SPECIFICATION Arc-chutes This invention relates to arc chutes for circuit breakers. There is a well known problem inherent in circuit breakers, particularly high-current highvoltage D.C. circuit breakers, which concerns the arc which arises on opening of the breaker contacts. It is necessary to suppress this arc in as short a time as possible since the circuit is still partially closed while the arc exists. It is common practice to guide the arc between extended arcing contacts which diverge so stretching the arc. The voltage drop in the arc is thus increased and eventually the arc can no longer be sustained and dies. During the existence of the arc large volumes of very hot and partially ionised gases are produced which must be safely disposed of.It has been common practice to mount the extended arcing contacts, 'arc runners, in an insulated rectangular section box or 'chute' with the contacts at the bottom and the top open ended. The arc runners extend up the short walls of the chute, the arc extending between the arc runners along the major dimension of the chute.

The hot gases rise up the chute, which acts in the manner of a chimney, and vent to atmosphere from the open top. The long walls of the chute, parallel to the arc, must be electrically insulated and refractory, and asbestos has been commonly employed for this purpose.

A typical high power D.C. circuit breaker of the above form might have an arc chute say 12 metres long in the arc direction and approaching a metre vertically. The hot gases emerging from the top end commonly require a free space of a metre or more above the chute to avoid doing any damage and at the same time impose no back pressure on the arc. An overall enclosure for such a circuit breaker therefore requires a large amount of space.

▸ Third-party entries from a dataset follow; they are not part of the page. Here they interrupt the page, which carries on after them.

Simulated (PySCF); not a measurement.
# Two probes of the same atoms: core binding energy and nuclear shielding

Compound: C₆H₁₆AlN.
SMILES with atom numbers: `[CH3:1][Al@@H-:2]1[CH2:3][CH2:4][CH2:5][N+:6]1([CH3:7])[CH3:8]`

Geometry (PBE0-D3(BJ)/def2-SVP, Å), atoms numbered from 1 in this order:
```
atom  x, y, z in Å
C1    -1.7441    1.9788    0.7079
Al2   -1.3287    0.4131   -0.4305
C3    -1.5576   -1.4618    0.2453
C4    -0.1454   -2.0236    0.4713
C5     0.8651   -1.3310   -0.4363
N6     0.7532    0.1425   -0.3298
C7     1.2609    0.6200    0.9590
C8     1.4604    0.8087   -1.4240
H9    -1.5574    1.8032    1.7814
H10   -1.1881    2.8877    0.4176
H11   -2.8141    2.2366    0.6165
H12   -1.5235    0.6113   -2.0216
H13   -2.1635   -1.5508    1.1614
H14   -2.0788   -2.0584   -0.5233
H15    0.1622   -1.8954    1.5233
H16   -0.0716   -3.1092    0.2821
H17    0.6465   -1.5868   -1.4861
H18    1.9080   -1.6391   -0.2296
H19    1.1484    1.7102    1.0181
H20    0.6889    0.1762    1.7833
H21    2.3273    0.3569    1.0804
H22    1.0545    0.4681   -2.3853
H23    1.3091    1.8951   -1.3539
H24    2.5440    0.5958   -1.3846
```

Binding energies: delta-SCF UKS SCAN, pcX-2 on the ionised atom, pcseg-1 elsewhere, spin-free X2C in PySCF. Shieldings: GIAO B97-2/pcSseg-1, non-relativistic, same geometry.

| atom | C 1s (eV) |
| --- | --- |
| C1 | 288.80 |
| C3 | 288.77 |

A modified version of such a circuit breaker is shown in Figure 1 of the accompanying drawings.

The normal current-carrying contacts are often distinct from, although electrically connected to, the arcing contacts and are arranged to open before them so as to avoid being damaged. A single pair of composite contacts (1) are shown for simplicity in Figure 1. The fixed contact 3 has a current supply terminal 5 and is continuous with an arc runner 7 which extends upwards within the arc chute casing (not shown). The movable contact 9 is pivoted at a point 11 to a current supply terminal 1 3. An extension 1 5 of the contact 9, an arc horn, is arranged to lie adjacent the end of an arc runner 1 7 in the open condition, shown in broken lines, the arc runner 1 7 being electrically connected to the movable contact so that the arc may easily transfer from the arc horn 15 to the runner 17.

As mentioned above, the two walls of the arc chute parallel to the plane of the drawing must be made of some refractory material such as asbestos, in order to contain the arc and gases without suffering damage.

The modification referred to above consists of the use of 'splitter plates' 1 9. These are metal plates which extend across the small dimension of the chute in a direction transverse to the arc and also extend up the chute towards the open end.

They are insulated from each other and from the arc runners and are sealed to the refractory wall at the front and back.

The object of the splitter plates is to break up the arc into a plurality of small component arcs shown in broken lines referenced 21. The voltage drop across an arc occurs mainly at the cathode.

With multiple arcs therefore there are multiple cathodes and the volt drop is increased accordingly.

The lower ends of the splitter plates 1 9 are preferably slotted to accommodate the contacts, the slots providing a magnetic path around the arc current of such form as to drive the arc up into the plates.

The arrangement of Figure 1 does tend to suppress the arc rather better than the basic construction without splitter plates and the size can accordingly be reduced somewhat. However, the chimney effect still persists and a considerable amount of space outside the arc chute is still necessary in which to de-pressurise and cool the hot gases. In addition, the use of refractory materials, particularly asbestos, in the very hot region within the chute is deprecated but unavoidable.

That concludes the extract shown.